Tutorial: Smooth Bind +
(using a character from Digital Tutors and based on a tutorial from them along with my own instructions):
Binding (or skinning) is the step where you attach the geometry to the rig you just created.
The Painting Weights process is where you determine which vertices move with each joint or control. In some cases, like the head, when you move your head, all the skin around your head moves with it-the ears, the scalp, the chin. No other joint moves that skin. The motion of the skin on your face and head is 100% tied to the upper spine rotation that moves the head.
In other cases, like the elbow, when you move your elbow joint, some skin from the lower arm move with it and some from the upper arm. If you have on a shirt or something with a lot of fabric, the fabric on the upper arm, shoulder, lower arm and even the wrist are all affected by the rotation of the elbow joint.
In a soft bind, you assign various amount of influence to each control vertex from each joint, with a total of 100%.

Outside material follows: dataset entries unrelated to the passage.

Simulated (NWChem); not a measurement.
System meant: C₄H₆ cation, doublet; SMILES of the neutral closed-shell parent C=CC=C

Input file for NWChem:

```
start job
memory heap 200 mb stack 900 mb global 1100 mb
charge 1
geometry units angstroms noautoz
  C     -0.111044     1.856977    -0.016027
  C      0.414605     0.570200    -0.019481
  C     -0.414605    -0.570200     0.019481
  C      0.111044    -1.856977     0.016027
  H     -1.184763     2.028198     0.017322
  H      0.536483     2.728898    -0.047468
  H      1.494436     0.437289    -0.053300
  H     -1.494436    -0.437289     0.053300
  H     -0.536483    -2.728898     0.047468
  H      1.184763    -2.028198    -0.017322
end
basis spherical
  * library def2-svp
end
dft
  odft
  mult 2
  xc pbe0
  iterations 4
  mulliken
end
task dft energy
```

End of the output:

When you bind the skeleton, Maya doesn't automatically know how much "weight" (or what percentage) to assign to each control vertex. Some of the hardest areas are in places where you have a big bend (elbows and knees) or where the joints are close together (hands).
The binding method makes an attempt to calculate it correctly, but rarely gets it right automatically. You use a process called Painting Weights, because you use a brush and paint the amount of influence each joint has on each vertex using a color-coding system. You can also use a connection editor to do the same thing, using numeric values (0-1).
Let's get started.
First hide those things that we don't need for the binding process--we will be working with joints and geometry.
Turn off visibility on the IK Handles by turning them off in the viewport's Show menu (uncheck IK Handles).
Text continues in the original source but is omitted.